Working Families promises another attempt at low-wage bill

HBJ File Photo Public safety employees plan to rally against proposed budget cuts.

Connecticut Working Families on Friday launched a petition asking Gov. Dannel P. Malloy to support a bill that would make large corporations pay a fee for employing low-wage workers.

The small third party, which recently cross endorsed five legislative candidates in summer primaries, issued a challenge to the governor to resurrect legislation that would levy a fee for hours worked at less than $15/hour at large, profitable companies.

Connecticut Working Families Party Director Lindsay Farrell said big box and fast food chains are underpaying workers. Similar bills have not passed in the most recent two legislative sessions, but the party said it isn’t giving up. It wants to try again in early 2017, along with a measure raising the base wage to $15 an hour for every worker by 2022, she said.
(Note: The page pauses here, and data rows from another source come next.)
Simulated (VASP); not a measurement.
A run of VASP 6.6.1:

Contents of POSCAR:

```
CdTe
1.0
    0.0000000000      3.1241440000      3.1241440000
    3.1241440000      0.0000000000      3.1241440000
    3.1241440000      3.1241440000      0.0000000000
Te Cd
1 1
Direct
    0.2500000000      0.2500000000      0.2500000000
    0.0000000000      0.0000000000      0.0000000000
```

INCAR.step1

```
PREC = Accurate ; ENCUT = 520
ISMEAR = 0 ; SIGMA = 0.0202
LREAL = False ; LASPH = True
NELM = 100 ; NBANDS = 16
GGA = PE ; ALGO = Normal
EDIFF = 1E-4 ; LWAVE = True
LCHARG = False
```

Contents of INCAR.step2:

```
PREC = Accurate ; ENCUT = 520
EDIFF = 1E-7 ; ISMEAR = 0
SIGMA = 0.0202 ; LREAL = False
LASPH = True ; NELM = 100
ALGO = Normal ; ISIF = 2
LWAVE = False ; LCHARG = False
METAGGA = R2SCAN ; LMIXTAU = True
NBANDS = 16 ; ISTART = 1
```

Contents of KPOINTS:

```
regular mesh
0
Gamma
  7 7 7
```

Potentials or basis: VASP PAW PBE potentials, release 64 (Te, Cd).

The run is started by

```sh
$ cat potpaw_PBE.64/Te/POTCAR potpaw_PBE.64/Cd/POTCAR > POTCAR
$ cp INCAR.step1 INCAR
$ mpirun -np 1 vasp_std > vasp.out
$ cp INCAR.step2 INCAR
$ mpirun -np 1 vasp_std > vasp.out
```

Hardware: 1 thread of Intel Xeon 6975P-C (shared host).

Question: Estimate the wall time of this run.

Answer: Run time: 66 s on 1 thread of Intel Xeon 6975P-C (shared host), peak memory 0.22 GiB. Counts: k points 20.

“We would like to hold these profitable corporations accountable because they’re outsourcing their employment costs to the state and don’t pay a living wage and provide benefits,” Farrell said. “It’s a burden on working families and small businesses who are essentially subsidizing the profits of these large employers.”

It’s not the first time such a bill has been proposed

Addressed to Malloy, the petition states: “83,000 Connecticut families are living in poverty while working full time at stores, like Walmart and McDonald's. These workers are exploited, and the services they then rely on are a string on our state budgets. This isn't right. Make huge corporations pay a Low Wage Employer Fee. They can afford it and it will help our economy.”

In an email, Malloy Spokesperson Chris Collibee called the petition "interesting and surprising...especially when you consider this governor's first-in-the-nation minimum wage increases, that he was first to enact paid sick leave, welcomed Syrian refugees when others wouldn’t, [and] fought for equal pay for equal work ...."

Senate Minority Leader Len Fasano, R-North Haven, said in a statement that penalizing companies to force wage increases is a “money grab” and not an acceptable solution.

“We don’t need a false economy,” Fasano said. “We need policies that attract businesses and allow jobs to grow. We need to create jobs in our cities. … We need to get government out of the way, reduce barriers and help our small businesses stay in Connecticut.”